At Least 16,000 Cubans Are Stranded in Tapachula, Mexico, Waiting for an Immigration Response

Valeria, a Cuban woman, together with the manager of the nightclub Marinero Men’s Club, which is located in Tapachula (Chiapas). (EFE)

14ymedio bigger14ymedio, Mexico, 7 September 2023 — Yumara has been stuck for 22 days in Tapachula, in the Mexican state of Chiapas, on the border with Guatemala. This Thursday she went to the offices of the Mexican Commission for Refugee Assistance (COMAR) to find out if she was approved for the “supplementary protection” that guarantees being able to stay in Mexico while requesting an asylum appointment for the United States through the CBP One application.

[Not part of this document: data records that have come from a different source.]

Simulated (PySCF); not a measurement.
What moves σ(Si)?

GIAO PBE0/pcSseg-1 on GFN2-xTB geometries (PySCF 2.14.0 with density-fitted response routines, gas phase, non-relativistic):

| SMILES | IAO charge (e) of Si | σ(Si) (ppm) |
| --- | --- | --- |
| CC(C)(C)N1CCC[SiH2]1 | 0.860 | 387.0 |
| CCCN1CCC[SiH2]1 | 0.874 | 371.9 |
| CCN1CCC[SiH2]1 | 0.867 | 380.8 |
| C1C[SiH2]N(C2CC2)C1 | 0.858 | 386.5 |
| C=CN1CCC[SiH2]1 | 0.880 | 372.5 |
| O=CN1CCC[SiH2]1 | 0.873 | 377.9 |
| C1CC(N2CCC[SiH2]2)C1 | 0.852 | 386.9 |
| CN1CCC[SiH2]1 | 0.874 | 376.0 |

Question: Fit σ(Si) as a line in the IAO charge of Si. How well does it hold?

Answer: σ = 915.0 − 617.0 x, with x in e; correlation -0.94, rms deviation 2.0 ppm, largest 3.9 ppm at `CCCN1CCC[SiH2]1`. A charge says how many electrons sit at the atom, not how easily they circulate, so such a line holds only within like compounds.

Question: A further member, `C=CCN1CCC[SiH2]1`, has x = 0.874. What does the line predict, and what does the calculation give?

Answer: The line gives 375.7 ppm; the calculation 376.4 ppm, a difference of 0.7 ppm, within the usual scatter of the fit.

“They asked me to wait at least 15 days because they have received thousands of applications,” she tells 14ymedio. “I can’t leave this state; the Immigration agents warned me that if I do and am detained, they will return me to Guatemala.”

According to figures from COMAR, 53,698 irregular migrants have entered through Tapachula. According to official records, as of September 4, they had received applications from 10,192 Cubans. “The officers tell you about thousands, about 16,000, but I haven’t seen those Cubans,” she says. “The people who are now here are mostly from Haiti and Venezuela.”

Yumara, 29, left a nine-year-old daughter on the Island. “The money runs out and you have to find out how to get it,” she says. Due to her status as a migrant, the work options are limited to cleaning or being a waitress in some inn, “where they pay you 90 Mexican pesos (4 dollars) a day and give you food.”

She says that due to the lack of opportunities, many migrant women go to bars and nightclubs, where “they are roped into prostitution.” The young woman, who shares a room with Mileidis, another Cuban who works in a nightclub, says that they had a Venezuelan friend. “One night she went out with some men,” and they didn’t hear from her again

According to the official records of Comar, up to September 4 they had received requests from 10,192 Cubans

The head of the Street Brigade Community Center, Cristian Gómez Fuentes, told Diario del Sur on Tuesday that there are more than 2,000 women, mainly from the Island, who work in bars as companions of clients, some even practicing prostitution.

On the other hand, the head of the Marinero Men’s Club, Antonio Armas Hernández, assured the EFE news agency last week that they offer employment to women while making their asylum applications. “Approximately 98% of those who have gone through this business to work are Cubans. We have had one or two Venezuelans and some here who are Honduran. The migrants themselves are Cubans, and we have tried to give them that opportunity with advice, including about migration,” said the businessman.

Mileidis, Yumara’s roommate, is just 22 years old and says that in these night clubs the managers offer the waitresses between 50 and 100 pesos, depending on the bottle that the customers consume. “In one night you can get 400 pesos, but the jineteras leave with 2,400″ because of their customers, she says.

Yumara and Mileidis pay 2,700 pesos for the room they rent, which has two single beds, a grill, two benches and a table. “We share the bathroom, the laundry area and the patio.”

The activist and director of the Center for Human Dignity A.C., Luis García Villagrán, told us this Thursday that there are more than 40,000 migrants in the state waiting for answers from COMAR. Between January and December 2022, about 100,000 people sought to be recognized as refugees.